Heather Roy

31 March 2019

Tragedies often bring out generous and surprising behaviours from groups we wouldn’t expect. Sometimes these actions or gestures make us question strongly held views we’ve formed over time. It’s moments like these that restore our faith in mankind – temporarily at least.

Such were the scenes following the 15 March atrocity at the Christchurch mosques. Patch wearing members of several gangs at cordons and vigils were seen comforting and offering protection to the Muslim community. They made for heart-warming viewing – compassion from a sector of society normally associated with violence and criminal activity – and I’m sure the sadness and support was largely genuine at that time and setting.

However, journalist Mike Yardley was sceptical in his 26 March article “Despite their sorrow over the terror attacks, NZ gangs have not changed” where he said “let’s not delude ourselves into thinking that gangland is suddenly seeing the error of their pernicious, destructive ways and is mass-converting into a pack of peaceniks.”

It wasn’t long before Yardley was proven correct. Four days in fact. By the end of the week (30 March) gang bosses were announcing that they wouldn’t surrender their weapons.  Predictable of course. According to the gangs, they need their weapons to protect us all from foreign gangs poised to infiltrate the country. There are those do who have legitimate reasons to use semi-automatic weapons, but the gangs are definitely not amongst them.

The government acted swiftly to ensure all of the weapons used in the Mosque massacre were banned, with a second round of legislation to come and perhaps including a gun register. Public support was overwhelming, even from many of those who own MSSA weapons. ACT leader David Seymour cautioned the government (rightly in my view) about the problems with knee-jerk legislation and unintended consequences but the support from parliament was unanimous.

Police Minister Stuart Nash was interviewed on Q+A last week and on the panel discussing the gun ban I raised the issue of the criminal gangs. If the intent of the gun ban is to keep kiwis safe, then the criminal gangs must be the first port of call for the police in enforcing the new weapons laws. It remains to be seen whether this happens or not.

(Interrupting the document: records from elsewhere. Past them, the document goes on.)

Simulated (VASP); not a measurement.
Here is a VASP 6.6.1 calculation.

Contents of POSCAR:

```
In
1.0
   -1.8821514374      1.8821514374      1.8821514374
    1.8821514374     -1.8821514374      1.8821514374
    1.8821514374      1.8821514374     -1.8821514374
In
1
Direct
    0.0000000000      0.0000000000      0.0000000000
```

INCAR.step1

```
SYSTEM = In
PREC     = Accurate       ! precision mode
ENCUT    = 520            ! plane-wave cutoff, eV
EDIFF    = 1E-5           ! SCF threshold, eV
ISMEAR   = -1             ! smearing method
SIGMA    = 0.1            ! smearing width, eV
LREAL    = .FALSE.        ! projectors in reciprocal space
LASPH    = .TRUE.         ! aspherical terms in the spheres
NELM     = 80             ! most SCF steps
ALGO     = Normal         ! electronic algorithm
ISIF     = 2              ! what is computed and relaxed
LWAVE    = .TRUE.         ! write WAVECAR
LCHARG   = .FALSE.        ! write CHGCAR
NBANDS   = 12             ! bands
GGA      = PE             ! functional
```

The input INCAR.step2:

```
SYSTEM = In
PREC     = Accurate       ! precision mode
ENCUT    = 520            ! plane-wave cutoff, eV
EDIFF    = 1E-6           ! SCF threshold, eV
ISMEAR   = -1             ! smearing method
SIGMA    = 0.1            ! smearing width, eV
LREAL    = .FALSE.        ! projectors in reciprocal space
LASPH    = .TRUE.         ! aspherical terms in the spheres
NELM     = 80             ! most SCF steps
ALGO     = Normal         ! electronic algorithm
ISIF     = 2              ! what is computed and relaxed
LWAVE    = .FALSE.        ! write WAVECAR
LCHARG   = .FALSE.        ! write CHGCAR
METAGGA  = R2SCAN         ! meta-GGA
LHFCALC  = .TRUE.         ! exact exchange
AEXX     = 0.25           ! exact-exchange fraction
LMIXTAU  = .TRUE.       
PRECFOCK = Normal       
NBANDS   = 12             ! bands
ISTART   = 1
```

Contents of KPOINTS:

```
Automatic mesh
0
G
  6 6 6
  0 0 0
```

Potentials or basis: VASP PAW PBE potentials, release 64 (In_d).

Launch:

Sadly history has shown that banning things works just with those who already obey the law. Microchipping of dogs is the best example. After several very nasty incidents where dogs mauled small children laws were introduced to ban dangerous breeds and for all dogs to be microchipped. This we were told, would prevent further maulings. It hasn’t, and it those who don’t break the law who have their dogs microchipped, Those with banned and dangerous breeds ignore the law.

It didn’t take the gangs long to show themselves for who they really are. Laws, it seems, are only for the law abiding.